Rachel Kushner is among America’s most exciting writers. Her novels and essays explore contemporary art, culture, revolutionary politics, modernism, and feminism with unmatched wisdom and grace.
She has twice been a finalist for the National Book Award and is a Guggenheim Fellow. Her fiction and essays appear regularly in The New York Times, The Paris Review, The Believer, Artforum, Bookforum, Fence, Bomb, and Grand Street. Rachel’s first novel, Telex from Cuba, intertwines revolution in 1950’s Cuba and visceral human interactions with a revelatory, deft hand. In a starred review, Kirkus Reviews called it “Soundly researched and gorgeously written.” A New York Times bestseller and a finalist for both the National Book Award and the Dayton Literary Peace Prize, it was also a winner of the California Book Award.
Her incendiary work, The Flamethrowers, was a finalist for The National Book Award and was named one of the Top Ten Books of the year by The New York Times. It is celebrated as a modern classic. Rachel’s work continues to garner acclaim among her contemporaries like few other authors in recent history. In their review The New York Times proclaimed, “…her prose has a poise and wariness and moral graininess that puts you in mind of weary-souled visionaries like Robert Stone and Joan Didion.”

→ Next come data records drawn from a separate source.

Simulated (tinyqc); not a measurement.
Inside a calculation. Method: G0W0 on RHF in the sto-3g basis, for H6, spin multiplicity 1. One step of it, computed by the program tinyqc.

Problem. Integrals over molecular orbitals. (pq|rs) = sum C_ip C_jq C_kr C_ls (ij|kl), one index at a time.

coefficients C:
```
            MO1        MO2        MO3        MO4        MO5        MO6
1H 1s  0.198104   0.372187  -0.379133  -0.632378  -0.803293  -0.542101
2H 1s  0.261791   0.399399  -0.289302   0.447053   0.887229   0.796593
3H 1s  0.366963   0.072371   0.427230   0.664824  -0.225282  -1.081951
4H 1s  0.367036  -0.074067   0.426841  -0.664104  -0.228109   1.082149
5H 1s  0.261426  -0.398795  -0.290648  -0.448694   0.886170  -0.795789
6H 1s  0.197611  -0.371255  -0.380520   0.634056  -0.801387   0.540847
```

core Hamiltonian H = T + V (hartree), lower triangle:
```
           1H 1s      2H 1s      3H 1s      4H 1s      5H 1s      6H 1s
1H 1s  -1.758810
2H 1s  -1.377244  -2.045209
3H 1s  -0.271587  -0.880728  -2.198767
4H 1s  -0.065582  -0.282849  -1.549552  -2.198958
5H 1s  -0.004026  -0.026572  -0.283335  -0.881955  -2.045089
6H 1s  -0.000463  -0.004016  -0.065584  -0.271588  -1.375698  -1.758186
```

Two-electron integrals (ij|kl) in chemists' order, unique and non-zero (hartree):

Rachel’s latest, The Mars Room, is an intense, unforgettable, and heartbreaking story set in a California women’s prison. The novel delivers a necessary critique of the judicial system as well as an attack on the prison-industrial complex. The New York Times calls The Mars Room, “A major novel, a sustained performance, one that broods on several exigent ideas.” Rachel crafts a holistic depiction of who gets wrapped up in incarceration – families, lawyers, police, and prisoners, written with a skilled voice that is filled with pathos, love, and humanity.
Rachel will publish her new collection, The Hard Crowd: Essays 2000-2020, in 2021.